Once you browse to the server IP or hostname, Moodle should prompt you to begin upgrading your database… After upgrading the database, logon to Moodle and go to:

Administration > Site administration > Notifications.

Moodle will automatically detect the new version and perform all the SQL database or file system upgrades that are necessary. If there is anything it can’t do itself (very rare) then you will see messages telling you what you need to do.

Assuming all goes well (no error messages) then you can start using your new version of Moodle and enjoy the new features!

Moodle Upgrade ubuntu

That should do it!

Conclusion:

This post showed you how to install Moodle on Ubuntu Linux with Nginx and Let’s Encrypt. If you find any error above or have something to add, please use the comment form below.

13 Comments

  1. Hi,
    A great tutorial, only you left the moodle folder inside the ‘web’ folder and it doesn’t work when you go to the domain via the browser.

    or it doesn’t work for me.

    Kind Regards
    ken

  2. Emmanuel Canadas

    Hello,

    good job, it saved me because i’m just start on ubuntu and dependancies.
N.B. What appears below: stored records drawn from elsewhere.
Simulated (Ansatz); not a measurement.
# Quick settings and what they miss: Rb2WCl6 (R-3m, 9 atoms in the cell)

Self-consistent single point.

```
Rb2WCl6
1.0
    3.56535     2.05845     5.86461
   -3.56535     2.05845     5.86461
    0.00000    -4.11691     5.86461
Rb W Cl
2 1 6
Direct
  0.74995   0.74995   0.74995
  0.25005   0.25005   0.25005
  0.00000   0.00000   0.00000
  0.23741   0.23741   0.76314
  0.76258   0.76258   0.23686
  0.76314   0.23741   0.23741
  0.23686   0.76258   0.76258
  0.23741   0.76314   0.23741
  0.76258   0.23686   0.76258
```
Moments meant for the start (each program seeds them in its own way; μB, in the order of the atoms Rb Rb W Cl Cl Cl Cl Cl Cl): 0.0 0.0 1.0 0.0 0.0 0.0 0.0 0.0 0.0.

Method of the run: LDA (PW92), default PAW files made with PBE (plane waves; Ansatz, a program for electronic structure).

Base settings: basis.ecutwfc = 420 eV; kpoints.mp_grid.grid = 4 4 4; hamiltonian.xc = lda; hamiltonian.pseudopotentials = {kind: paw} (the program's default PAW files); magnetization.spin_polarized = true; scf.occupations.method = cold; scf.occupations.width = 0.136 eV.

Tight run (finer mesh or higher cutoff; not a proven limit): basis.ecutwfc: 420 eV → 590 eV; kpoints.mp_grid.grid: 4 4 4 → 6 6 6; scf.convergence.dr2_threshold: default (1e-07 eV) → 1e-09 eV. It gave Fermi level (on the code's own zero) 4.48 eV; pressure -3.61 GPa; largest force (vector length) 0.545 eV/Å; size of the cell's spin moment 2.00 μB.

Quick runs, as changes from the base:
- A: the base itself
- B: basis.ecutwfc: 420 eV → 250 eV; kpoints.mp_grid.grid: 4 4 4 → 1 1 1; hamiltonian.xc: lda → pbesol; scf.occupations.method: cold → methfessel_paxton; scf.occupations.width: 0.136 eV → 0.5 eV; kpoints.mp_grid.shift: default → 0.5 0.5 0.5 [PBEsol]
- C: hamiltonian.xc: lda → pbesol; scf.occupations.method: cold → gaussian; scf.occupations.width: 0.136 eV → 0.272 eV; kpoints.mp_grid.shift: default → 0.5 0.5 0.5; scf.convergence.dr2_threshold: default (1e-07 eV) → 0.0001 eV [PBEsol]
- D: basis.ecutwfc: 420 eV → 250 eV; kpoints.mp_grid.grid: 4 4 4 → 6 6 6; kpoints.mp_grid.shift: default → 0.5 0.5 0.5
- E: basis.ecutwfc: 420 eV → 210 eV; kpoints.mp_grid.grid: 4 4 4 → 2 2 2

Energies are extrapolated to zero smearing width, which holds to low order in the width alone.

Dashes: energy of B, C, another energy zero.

    so, just a lottle error for SSL :
    server {
    listen 443 ssl http2;
    listen [::] 443 ssl http2;

    just correcte by :
    listen [::] :443 ssl http2;

    My Nginxwas able to start now

  3. Andreoni Vieira

    This is amazing, thanks for this explanation, could you help me with one more thing?

    I’m trying to publish my website for external access, my address is ead.flyeagle.com.br, but I only see the NGINX pages and I can’t access ead.flyeagle.com.br/moodle

    could you help me with these settings?

    Thank you

  4. Sorry, I’m new to nginx. I went through steps 1-6 and am still getting the Welcome to nginx screen. I’m sure I can just delete “/etc/nginx/sites-available/default” file but is there a more elegant way?

  5. Thank you for the step-by-step tutorial
    I followed till the end of step 6 without any issues on a fresh installation of Ubuntu. Unfortunately, when opening localhost it still shows “welcome to nginx” etc. but no Moodle.
    The upper post from ken collinson already mentions an issue but I couldn’t figure out how to solve it on my own. Can someone help out

    1. Figured it out.
      Go to /etc/nginx/nginx.conf and change the line where it says include /etc/nginx/sites-enabled*; . Add your site to the end of that line. So for me it was /etc/nginx/sites-enabled/moodle*;

  6. This worked for me

    listen 443 ssl http2;
    listen [::]:443 ssl http2;

  7. Christian Muland

    Hello since tutorial and thanks, but what if I want example.com/moodle? Please.

  8. Can’t renew the SSL certificate

    Could not choose appropriate plugin: The manual plugin is not working; there may be problems with your existing configuration.
    The error was: PluginError(‘An authentication script must be provided with –manual-auth-hook when using the manual plugin non-interactively.’)

  9. Well done on a thorough tutorial. Over the last couple of months I’ve read through quite a few of these tutorials (LEMP specifically) . This tutorial is by far one of the most complete pieces I’ve come across. Everything from start to finish covered beautifully and succinctly. This applies to every application you require on the LEMP stack (wordpress, moodle, etc…) Thanks again for the details

  10. A lot of dodgy Moodle-nginx tutorials about, but this one absolutely nailed it. Can’t thank you enough. 👏

  11. didn’t work for me.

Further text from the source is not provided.